Santee has the second-worst test scores in the district. The only reason it’s not vulnerable to state takeover is because it’s so new. Carbino says one of his key goals is proving wrong the people who say that the stigma of state takeover is just a matter of time.

This year the school sent incoming freshmen to Cal State Dominguez Hills and the Museum of Tolerance for a week of conflict resolution and inculcation into Santee’s budding academic can-do “culture,” something that didn’t exist when students first swarmed in from schools that did have cultures -- often study-averse cultures.

The school recently held a daylong retreat for teachers, in part to coax them into a fuller embrace of the new ethos. At the staff’s request, the school is bringing in an outside group to help improve teaching skills.

Carbino sends attaboy letters to students and their parents. And he encourages teachers to call five parents a night to chat about how their children are doing.

“Every kid who does not get a diploma, I’m going to sit with the parents and show them everything we did to try and help their kid graduate,” he says.

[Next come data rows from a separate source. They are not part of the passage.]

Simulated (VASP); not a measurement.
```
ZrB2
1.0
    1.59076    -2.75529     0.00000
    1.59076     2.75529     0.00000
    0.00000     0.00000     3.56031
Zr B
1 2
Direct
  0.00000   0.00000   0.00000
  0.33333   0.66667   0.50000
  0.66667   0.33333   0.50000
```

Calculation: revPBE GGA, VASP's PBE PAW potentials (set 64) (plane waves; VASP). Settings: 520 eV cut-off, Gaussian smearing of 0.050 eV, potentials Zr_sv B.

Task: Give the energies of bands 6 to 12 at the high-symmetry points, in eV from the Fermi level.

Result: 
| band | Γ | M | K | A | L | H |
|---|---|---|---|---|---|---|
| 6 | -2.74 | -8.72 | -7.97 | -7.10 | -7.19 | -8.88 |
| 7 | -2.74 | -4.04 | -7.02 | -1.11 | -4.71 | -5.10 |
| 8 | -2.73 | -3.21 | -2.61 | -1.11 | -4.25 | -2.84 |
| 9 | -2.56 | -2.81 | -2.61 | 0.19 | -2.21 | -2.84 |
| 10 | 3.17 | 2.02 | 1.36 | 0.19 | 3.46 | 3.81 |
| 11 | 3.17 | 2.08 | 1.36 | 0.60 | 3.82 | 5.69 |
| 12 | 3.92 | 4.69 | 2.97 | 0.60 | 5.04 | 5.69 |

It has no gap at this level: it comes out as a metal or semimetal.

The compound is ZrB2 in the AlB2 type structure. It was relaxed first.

Connie Rice, a longtime observer of the schools, says she wishes the district could clone Carbino: “Boy, did he get the right formula.”

L.A. Councilwoman Jan Perry meets regularly with the school’s student-created Peace Committee. She joined Carbino and local students, parents and community members Wednesday night to watch jazz bassist Christian McBride jam with musicians from Santee and other schools in the campus’ beautiful 912-seat auditorium.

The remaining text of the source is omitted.